A privately held Dell would be able to invest more in its Partner Direct program and solution providers, as well as in its PC and tablet business, following its proposed go-private transaction, according to an email from CEO Michael Dell to employees
A leveraged buyout of the company would realize at least five benefits: the ability to extend end-to-end IT solutions capabilities; hire additional sales personnel; compete aggressively in emerging countries; invest in the PC and tablet business; and accelerate delivery of a simplified and enhanced customer experience, according to the email, which was included in a document filed with the Securities and Exchange Commission.
Among the additional sales staff, Dell plans to increase support for its Partner Direct program for solution providers, Dell wrote.
"Our goal is to increase sales coverage and expand the depth of partnerships with channel partners in our Partner Direct program. We also expect to significantly increase investment in training for both new and existing sales personnel, including our channel partners," he wrote.

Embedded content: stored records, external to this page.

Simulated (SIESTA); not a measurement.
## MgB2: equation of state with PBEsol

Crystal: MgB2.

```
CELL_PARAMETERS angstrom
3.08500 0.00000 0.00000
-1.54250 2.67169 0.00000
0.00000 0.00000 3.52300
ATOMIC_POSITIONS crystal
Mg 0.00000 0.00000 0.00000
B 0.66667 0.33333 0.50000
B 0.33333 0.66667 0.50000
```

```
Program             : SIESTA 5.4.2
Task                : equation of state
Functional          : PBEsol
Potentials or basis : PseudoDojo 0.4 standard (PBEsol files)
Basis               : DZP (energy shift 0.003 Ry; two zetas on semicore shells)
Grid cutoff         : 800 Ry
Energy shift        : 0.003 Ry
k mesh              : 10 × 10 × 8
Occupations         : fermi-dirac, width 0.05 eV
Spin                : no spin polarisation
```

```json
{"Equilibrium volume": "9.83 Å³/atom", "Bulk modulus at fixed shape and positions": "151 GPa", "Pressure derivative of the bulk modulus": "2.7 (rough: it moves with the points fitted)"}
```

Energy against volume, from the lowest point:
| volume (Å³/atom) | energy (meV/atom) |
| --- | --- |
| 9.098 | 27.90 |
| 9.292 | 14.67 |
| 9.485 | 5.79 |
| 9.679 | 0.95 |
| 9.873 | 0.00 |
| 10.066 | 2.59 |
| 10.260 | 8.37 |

Meanwhile, a go-private deal would allow Dell to make significant investments in research and development, capital expenditures and other personnel additions, Dell wrote.
"This includes hiring additional R&D, services and sales personnel in order to extend the depth and breadth of our capabilities and to increase the number of customers to whom such services and solutions are provided," wrote Dell in the email.
Additional investments are required in converged infrastructure solutions, software, cloud solutions, application development and modernization, consulting and managed security services, according to Dell. Additional acquisitions would be likely in order to complete the transaction, he wrote.
In the PC space, Dell's strategy has been to maximize gross margins. But, that would change to focus on maximizing revenue and cash flow growth "with the goal of improving long-term sales and competitive positioning," Dell wrote to employees.
Meanwhile, Dell also said he's challenged the company's ESG team to become the No. 1 server company, in terms of market share, in fiscal 2014.
"It is an exciting and achievable goal, which will put us in a strong position as converged infrastructure increasingly places compute at the heart of the data center," Dell wrote.
Dell reached agreement with Silver Lake Partners in February to take the company private for $13.65 per share, about $24.4 billion.
But, two other companies, The Blackstone Group and Icahn Enterprises, submitted bids during the "go-shop" period, and Dell is continuing conversations with all parties, the company said.